I, personally, amateur that I am, think that sometimes Girard overstretches himself to make a very good theory fit absolutely everything. I can see this being the origin of organised religion, perhaps, or capital-S Society (the intangible structures by which people organise themselves), but culture? Maybe, being an artist, I am thinking about culture too materially, but what does mythology have to do with the shape of your spearheads, or your recipe for bolognese? Chimpanzees have cultures, without having mythology.

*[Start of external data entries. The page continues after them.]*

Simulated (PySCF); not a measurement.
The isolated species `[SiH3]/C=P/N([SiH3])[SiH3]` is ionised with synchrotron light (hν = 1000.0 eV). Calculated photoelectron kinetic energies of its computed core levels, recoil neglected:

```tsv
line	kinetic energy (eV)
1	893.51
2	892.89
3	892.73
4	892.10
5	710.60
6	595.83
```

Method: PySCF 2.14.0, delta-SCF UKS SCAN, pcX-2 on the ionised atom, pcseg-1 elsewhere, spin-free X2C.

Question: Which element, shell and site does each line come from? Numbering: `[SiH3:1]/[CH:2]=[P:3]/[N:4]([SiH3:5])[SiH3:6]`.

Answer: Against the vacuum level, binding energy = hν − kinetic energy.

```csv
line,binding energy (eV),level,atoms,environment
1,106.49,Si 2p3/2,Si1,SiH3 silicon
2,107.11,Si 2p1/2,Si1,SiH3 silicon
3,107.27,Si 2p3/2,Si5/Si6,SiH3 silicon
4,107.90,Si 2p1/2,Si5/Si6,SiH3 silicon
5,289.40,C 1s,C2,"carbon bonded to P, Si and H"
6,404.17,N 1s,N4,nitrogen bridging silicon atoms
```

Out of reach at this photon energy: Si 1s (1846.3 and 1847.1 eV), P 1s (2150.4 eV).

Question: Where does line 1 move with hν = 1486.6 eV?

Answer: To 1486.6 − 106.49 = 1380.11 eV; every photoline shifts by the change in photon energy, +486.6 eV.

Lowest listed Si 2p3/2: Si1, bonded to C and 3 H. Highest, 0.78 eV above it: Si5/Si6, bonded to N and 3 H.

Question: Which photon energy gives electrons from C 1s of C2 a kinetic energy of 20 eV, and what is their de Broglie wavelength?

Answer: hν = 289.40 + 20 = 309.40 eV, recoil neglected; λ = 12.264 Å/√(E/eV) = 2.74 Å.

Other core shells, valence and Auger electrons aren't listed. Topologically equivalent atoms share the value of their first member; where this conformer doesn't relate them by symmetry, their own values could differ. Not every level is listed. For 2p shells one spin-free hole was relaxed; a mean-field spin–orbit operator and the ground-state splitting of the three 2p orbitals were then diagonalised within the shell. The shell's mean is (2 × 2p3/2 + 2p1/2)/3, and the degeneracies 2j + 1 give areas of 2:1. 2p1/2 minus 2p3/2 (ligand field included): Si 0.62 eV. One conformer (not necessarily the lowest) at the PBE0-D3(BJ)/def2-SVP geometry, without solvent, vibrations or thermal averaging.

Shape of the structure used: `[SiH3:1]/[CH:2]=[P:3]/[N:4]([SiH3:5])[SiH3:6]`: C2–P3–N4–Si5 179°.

As far as religion, I would posit that – independent of mysticism – its ultimate beginning grains are in superstition, and
even pigeons can be superstitious. There is enough natural inclination towards superstition in humanity that weird pseudo-religions pop up all the time, for example
Monty Jesus or cargo cults or 'cursed' objects that, if they are disturbed, will somehow bring you bad luck ('we don't know how it works but just don't touch it, OK?') which I'm sure everyone has encountered at least once. There is something in us that wants to propitiate the random fluctuations of the space-time continuum to randomly fluctuate in our favour, or at least not against us.
However, I can definitely see the single victim mechanism playing into, and reifying, a nascent superstition. You get a bit of a culture going and into the mix of The Way We Do Things is whatever superstitious practices have arisen organically. Then the magical unifying, purifying effect of the single victim mechanism happens and you think,
wow, whatever that was, it really worked. The divinised scapegoat is very easy to graft into your existing superstition, and then you're on your way to a mythology and, out of that, religion.
*Girard quotes stories that don't come from Europe and the Near East too, I just can't cite them off the top of my head or find sources online for you to read, so I've gone with the more commonly known ones. The radio series uses The Wife of Python, from sub-Saharan Africa, to decode collective violence in mythology. I remember reading a Salish story about a woman who was married to a whirlpool to stop it drowning fishermen, which had collective violence written all over it, but Googling has turned up nothing, alas!